Texas signed off on head coach Charlie Strong's new contract on Monday, per Chip Brown of OrangeBloods.com, and the former Louisville Cardinals coach will be getting a hefty pay increase to lead the Longhorns.
With that pay increase comes an even greater pressure to succeed right away.
Texas is unwilling to accept mediocrity. Whether former coach Mack Brown was forced out or resigned of his own accord, he ultimately stepped down in December after 16 years with the program because results weren't what they needed to be. In the last four years, the Longhorns went 30-21,18-17 in Big 12 play, and did not win a conference title.
For that, Texas was paying Brown $5.39 million in base pay, according to the USA Today. That made Brown the second highest-paid coach in college football only to Alabama's Nick Saban. Brown also had a maximum bonus of $850,000.
The terms of Strong's contract call for the new coach to get paid less than Brown, but he will still be among the highest-paid head coaches in college football.
The numbers are straightforward. Strong will be in a five-year deal that pays him $5 million guaranteed annually. However, in one year, Strong will begin receiving annual raises of $100,000. There are also numerous incentives, from a $25,000 bonus for a team GPA of at least 2.9, to $250,000 for a national championship.
Potentially, Strong could close in on $1 million in bonuses if he wins a Big 12 title, a national title and is named National Coach of the Year, among several other things.
Since these incentives are performance-based, an extra, say, earning an extra $750,000 would mean Strong is doing a great job.
But if Strong doesn't get Texas back to a championship level, the school is still paying him $5 million a year. Add in Strong's $4.375 million buyout from Louisville, which Texas has agreed to pay, and the program is forking over $9.375 million just in Year 1.
Texas can afford that amount, but it shows the university is "all in" with Strong. It's Strong's obligation, then, to produce acceptable results quickly—and acceptable isn't an 8-4 record every year.
If Strong is fired without cause, the school must pay him the amount remaining on his contract—though Strong is obligated to offset up to 50 percent of that amount if he finds employment.
In short, there's a lot on the line.
Strong is already under a lot of pressure to win because he isn't considered the best "fit" for the program. Specifically, he doesn't have Texas ties, and he's not known as the political schmoozer Brown was. Prominent booster Red McCombs criticized the Strong hire—though he later apologized for his comments—noting that he was shut out of the process by Texas athletic director Steve Patterson.
"I don't have any doubt Charlie is a fine coach," McCombs said last week to ESPN Radio San Antonio. "I think he'd probably make a fine position coach, maybe a coordinator."

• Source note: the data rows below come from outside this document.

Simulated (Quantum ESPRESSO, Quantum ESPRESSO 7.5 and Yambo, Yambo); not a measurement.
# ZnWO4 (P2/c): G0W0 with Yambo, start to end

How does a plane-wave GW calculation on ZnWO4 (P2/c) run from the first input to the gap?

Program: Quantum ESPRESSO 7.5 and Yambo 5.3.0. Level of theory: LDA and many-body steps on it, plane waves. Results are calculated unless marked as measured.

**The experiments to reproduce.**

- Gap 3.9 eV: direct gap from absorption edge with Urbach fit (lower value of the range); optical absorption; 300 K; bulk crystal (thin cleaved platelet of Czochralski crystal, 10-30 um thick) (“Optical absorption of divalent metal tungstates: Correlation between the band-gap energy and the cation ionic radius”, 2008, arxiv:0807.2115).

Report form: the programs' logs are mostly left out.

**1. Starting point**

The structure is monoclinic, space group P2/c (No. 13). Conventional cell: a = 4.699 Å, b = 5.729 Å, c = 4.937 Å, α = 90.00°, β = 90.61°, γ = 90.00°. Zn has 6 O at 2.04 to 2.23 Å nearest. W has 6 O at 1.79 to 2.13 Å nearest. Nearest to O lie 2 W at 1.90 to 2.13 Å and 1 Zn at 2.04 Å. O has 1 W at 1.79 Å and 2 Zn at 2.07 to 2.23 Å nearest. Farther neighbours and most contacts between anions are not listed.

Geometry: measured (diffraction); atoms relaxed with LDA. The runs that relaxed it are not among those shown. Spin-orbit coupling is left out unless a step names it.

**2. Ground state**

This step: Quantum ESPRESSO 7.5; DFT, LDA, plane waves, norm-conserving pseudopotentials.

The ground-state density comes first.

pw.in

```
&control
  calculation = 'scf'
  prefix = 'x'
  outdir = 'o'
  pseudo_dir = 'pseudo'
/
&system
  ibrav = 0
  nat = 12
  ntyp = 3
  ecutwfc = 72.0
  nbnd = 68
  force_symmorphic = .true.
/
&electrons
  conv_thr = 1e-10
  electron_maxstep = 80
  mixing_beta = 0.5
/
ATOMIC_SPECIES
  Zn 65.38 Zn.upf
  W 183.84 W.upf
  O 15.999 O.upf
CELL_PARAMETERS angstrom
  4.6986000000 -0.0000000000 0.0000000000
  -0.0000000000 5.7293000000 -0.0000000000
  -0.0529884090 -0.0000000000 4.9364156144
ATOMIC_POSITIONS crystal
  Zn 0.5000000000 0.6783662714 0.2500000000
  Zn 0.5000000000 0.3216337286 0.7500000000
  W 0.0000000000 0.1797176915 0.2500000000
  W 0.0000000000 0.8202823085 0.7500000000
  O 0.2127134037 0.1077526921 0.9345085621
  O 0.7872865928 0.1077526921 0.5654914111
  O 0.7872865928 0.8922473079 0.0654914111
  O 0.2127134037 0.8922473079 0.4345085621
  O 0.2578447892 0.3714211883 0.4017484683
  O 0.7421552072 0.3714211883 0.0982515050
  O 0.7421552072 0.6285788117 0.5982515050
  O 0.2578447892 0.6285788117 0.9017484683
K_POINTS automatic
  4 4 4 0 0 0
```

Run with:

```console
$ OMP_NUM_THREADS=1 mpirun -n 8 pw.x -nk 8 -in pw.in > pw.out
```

McCombs' comments were insulting for a coach like Strong, whose credentials speak for themselves, but they show what kind of political forces Strong is up against. Add in an enormous amount of money and the tension only rises.
Strong was Patterson's biggest hire as an AD, and he's only been on the job a few months. Patterson's future, in many ways, is tied to Strong's success (or failure.)
The amount of money being invested in Strong only adds to the urgency to win.